Offline semantic numeric lexicon - deterministic word-to-code mapping
Project description
Oyemi
Offline Semantic Numeric Lexicon
Oyemi is a deterministic, high-performance semantic encoding library. It maps words to numeric codes that capture semantic meaning, enabling fast similarity calculations and synonym discovery without neural networks.
Key Features
- Zero Runtime Dependencies - No WordNet, NLTK, or ML models needed at runtime
- Deterministic Codes - Same word always produces same codes
- Fast Lookups - SQLite with memory mapping (~0.01ms per lookup)
- TRUE Synonym Finder - Find synonyms using WordNet synset matching
- Semantic Distance - Calculate word similarity using codes
- Sentiment/Valence - Built-in positive/negative classification (SentiWordNet)
- Lemma Fallback - Automatically handles word variations (running -> run)
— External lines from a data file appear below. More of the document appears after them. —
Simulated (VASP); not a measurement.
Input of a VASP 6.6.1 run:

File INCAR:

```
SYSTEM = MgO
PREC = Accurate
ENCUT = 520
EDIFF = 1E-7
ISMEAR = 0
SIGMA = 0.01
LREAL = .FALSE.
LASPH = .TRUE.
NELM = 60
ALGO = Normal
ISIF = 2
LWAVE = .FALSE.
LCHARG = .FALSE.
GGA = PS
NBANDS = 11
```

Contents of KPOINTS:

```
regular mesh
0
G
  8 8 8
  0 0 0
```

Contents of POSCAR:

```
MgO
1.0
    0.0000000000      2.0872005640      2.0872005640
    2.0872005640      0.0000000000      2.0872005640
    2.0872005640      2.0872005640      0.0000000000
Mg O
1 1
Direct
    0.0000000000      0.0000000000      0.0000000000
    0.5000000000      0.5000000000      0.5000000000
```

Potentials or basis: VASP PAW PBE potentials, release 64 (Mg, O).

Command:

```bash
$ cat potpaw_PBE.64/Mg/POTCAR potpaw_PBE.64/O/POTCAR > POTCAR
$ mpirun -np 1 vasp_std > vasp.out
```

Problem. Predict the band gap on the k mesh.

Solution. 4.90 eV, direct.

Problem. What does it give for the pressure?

- Polysemy Support - Multiple codes for words with multiple meanings
Installation
pip install oyemi
Quick Start
from Oyemi import encode, semantic_similarity, find_synonyms, Encoder
# Simple encoding
codes = encode("happy")
# ['0122-00042-3-2-1']
# Check similarity
sim = semantic_similarity("happy", "joyful")
# 0.85
# Find TRUE synonyms
synonyms = find_synonyms("fear")
# ['awe', 'dread', 'fright', 'concern']
# Full encoder with parsed codes
enc = Encoder()
parsed = enc.encode_parsed("worried")
for code in parsed:
print(f"{code.raw}: {code.pos_name}, {code.valence_name}")
# 3999-04518-3-1-2: adjective, negative
Code Format
Codes follow the format: HHHH-LLLLL-P-A-V
| Component | Meaning | Values |
|---|---|---|
| HHHH | Semantic superclass | 0001-9999 (100+ categories) |
| LLLLL | Synset ID | 00001-99999 |
| P | Part of speech | 1=noun, 2=verb, 3=adj, 4=adv |
| A | Abstractness | 0=concrete, 1=mixed, 2=abstract |
| V | Valence | 0=neutral, 1=positive, 2=negative |
Superclass Categories
Oyemi includes 100+ semantic categories for precise classification:
| Range | Domain | Examples |
|---|---|---|
| 0100-0199 | Emotions | fear, joy, anger, sadness |
| 0200-0299 | Work/Business | job, salary, manager, career |
| 0300-0399 | Communication | speak, write, message |
| 0400-0499 | Cognition | think, know, believe |
| 0500-0599 | Social | family, friend, group |
| 1000-1999 | Physical/Concrete | object, place, body |
| 2000-2999 | Actions | move, create, change |
| 3000-3999 | Properties | size, color, quality |
API Reference
Encoding
from Oyemi import encode, Encoder
# Simple function
codes = encode("word") # Returns List[str]
# Full encoder
enc = Encoder()
codes = enc.encode("word") # List[str]
parsed = enc.encode_parsed("word") # List[SemanticCode]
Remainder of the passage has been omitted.